Navy making plans for drone tests on Va., Md. coasts
The Free Lance-Star, Fredericksburg, Va.
FREDERICKSBURG, Va. — Residents in parts of the Northern Neck just might spot some unusual flying objects in coming months, if they haven’t already.
The Navy has prepared an environmental assessment on its plan to increase testing of unmanned aerial, land and underwater systems — also known as drones — in its Atlantic Test Ranges. The ATR’s 1,800-square-mile inner range overlaps Maryland portions of the Chesapeake Bay and parts of Westmoreland, Northumberland and Lancaster counties in Virginia’s Northern Neck.
As part of its environmental review, the Navy must notify the Virginia Department of Environmental Quality. DEQ then determines whether the proposal is consistent with the Virginia Coastal Zone Management Program.
The Navy says the plan would have no impact on land, water or natural resources in Virginia, though it “would lead to minor increases in air pollution emissions” from aircraft. DEQ has until mid-October to agree or object to potential impacts.
The core of the inner range is centered on the Patuxent River Naval Air Station, the nearby Webster Field Annex and the Bloodsworth Island Range off Maryland’s Eastern Shore.
The Navy wants to expand its testing and evaluation program to develop a new generation of drones, along with their associated sensors and payloads. The environmental assessment says only aerial equipment would operate in Virginia, where there’s a swath of restricted-range airspace. No sea- or land-based systems are tested in Virginia.
The aerial drones undergoing testing range from lightweight models, such as the Puma, with a wingspan of 8.5 feet and a surveillance range of about 6 miles, to the Triton, with a wingspan of 131 feet and requiring a runway for takeoff. The Triton has a range of more than 15,000 miles and can stay aloft for 24 hours.
The unmanned aircraft are grouped in five categories according to size, with Group 1 being the smallest and Group 5 the largest. Under the Navy’s preferred alternative, yearly flight hours would increase from 156 hours to 384 hours for Group 1; 100 to 252 hours for Group 2; 303 to 751 hours for Group 3; 428 to 1,056 hours for Group 4; and 426 to 1,024 hours for Group 5. Hours for lighter-than-air craft, in a separate category, would rise from 60 to 100 hours.
Brandi Simpson, an environmental scientist with the Atlantic Test Ranges, said in an email that it is difficult to estimate the total number of additional flight hours over the Northern Neck. Those flights are “tracked for the entire restricted airspace not specific areas,” she said.

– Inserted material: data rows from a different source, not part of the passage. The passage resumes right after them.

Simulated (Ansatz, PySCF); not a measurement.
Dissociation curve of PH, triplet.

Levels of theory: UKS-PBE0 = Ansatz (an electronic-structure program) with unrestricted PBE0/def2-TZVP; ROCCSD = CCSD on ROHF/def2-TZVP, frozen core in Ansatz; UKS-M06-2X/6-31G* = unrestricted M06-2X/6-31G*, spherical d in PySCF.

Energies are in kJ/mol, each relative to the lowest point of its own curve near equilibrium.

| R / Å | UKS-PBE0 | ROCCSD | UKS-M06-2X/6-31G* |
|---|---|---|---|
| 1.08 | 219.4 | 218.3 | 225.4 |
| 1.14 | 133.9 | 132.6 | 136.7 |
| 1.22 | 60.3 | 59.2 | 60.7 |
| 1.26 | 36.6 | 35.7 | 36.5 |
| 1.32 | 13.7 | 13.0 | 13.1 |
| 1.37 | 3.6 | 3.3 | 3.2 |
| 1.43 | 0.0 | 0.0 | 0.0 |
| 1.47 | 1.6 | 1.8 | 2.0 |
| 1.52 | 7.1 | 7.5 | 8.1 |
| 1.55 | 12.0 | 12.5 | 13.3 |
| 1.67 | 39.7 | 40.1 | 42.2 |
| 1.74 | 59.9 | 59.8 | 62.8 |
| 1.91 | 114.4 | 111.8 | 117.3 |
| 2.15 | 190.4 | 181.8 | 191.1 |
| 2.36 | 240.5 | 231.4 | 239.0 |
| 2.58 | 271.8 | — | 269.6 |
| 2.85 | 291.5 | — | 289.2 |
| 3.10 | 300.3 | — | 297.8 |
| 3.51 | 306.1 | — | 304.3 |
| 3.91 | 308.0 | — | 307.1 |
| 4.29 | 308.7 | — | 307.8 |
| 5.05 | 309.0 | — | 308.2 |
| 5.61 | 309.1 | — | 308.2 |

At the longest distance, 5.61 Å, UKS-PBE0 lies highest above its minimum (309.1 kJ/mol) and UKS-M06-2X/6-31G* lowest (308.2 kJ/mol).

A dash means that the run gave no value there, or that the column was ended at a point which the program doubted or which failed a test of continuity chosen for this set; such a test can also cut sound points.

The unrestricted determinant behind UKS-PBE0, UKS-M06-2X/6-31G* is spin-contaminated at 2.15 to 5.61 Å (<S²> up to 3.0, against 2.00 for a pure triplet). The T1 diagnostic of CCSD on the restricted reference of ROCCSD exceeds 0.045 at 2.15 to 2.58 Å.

All types of drones can fly over the Virginia counties, but the smaller ones (Groups 1–3) typically fly over Virginia waters only, given their limited range.
The largest ones (Groups 4 and 5) flying over the Northern Neck would operate at a minimum altitude of 3,500 feet, in accordance with the flight restrictions for the airspace.
According to the Navy, unmanned aircraft testing began as early as 1960 at the ATR’s inner range, with a QH–50 Gyrodyne Drone Anti-Submarine Helicopter. In the 1980s, a detachment was created at Webster Field Annex to train ground crew members on the RQ–2 Pioneer, the first surveillance drone used by the U.S. military. Numerous others have been developed and tested since then.
The environmental assessment is currently under an interagency review period that ends Oct. 18. The Navy is expected to make its final determination by year’s end.